Just briefly scanned your posts and I notice a couple of things to work on.
Quote:
i wrote a letter explaining why i was so angry friday afternoon.
You should have written a letter apologizing for being angry. See, your focus is completely on your W. How SHE feels, how SHE acts, etc. Yes you're making progress, but are you? Anger and criticism cut like a knife and leave nasty scars. You can't be nice as pie for weeks on end, then belt a person in the face with a shovel, and expect them to have any desire to know WHY you were angry. That's very disfunctional, and THAT is what you W is leaving. YOUR anger, YOUR critical heart, YOUR judgement, YOUR controlling behaivior are what your W is leaving. She'll not live with it anymore.
She is so miserable because she is forced to leave the security, the passion, and the dream of her family because she simply can not live in the reality that YOU are. She will NEVER get "back together" with you. She may move forward into something new, but will NEVER, get this NEVER go back.
You need to deal with your anger. That little fire that starts inside when something happens that you don't expect, or you didn't plan. Rest assured that you are part of a greater plan. Learn to accept life as it comes, and know beyond any doubt, that God has a plan, He is in charge. You do YOUR part, God will do HIS part, and your W will do HER part.
Each time you allow the anger to build and then explode you will reinforce in her that she has made the right decision. You and I are very alike in that department. I would carry the frustration, like you did regarding your W leaving after TG, and then when tensions got high, the venom would spew. Each time you show your frustration because she, "let you down", (like when she didn't come home until 12:15 am and didn't call)you tighten the strangle hold on her.

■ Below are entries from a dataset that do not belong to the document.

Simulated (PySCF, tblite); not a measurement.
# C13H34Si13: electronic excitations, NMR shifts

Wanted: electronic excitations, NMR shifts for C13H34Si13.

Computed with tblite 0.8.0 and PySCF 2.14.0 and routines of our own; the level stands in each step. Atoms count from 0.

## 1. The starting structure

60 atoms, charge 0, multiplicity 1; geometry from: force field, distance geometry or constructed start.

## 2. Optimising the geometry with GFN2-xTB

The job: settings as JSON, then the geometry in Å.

HER dream was destroyed too ya know. She had this dream of being M to a wonderful man who had her best interests, her feelings, her desires as his highest priority. A man who loved her beyond belief, and would never make her feel like she was a failure at anything or anytime.
This is a good time to memorize 1 Corinthians: 13. The true definition of love, and it has not much to do with feelings. We are called to love unconditionally, to accept, to forgive, and to not judge. When YOU can accomplish that task, then you have really accomplished something. But you have a long ways to go. So in the meantime, please turn you focus inward, and allow you W to feel how she feels, act how she acts, and be where she wants to be, and love1C13 her anyway.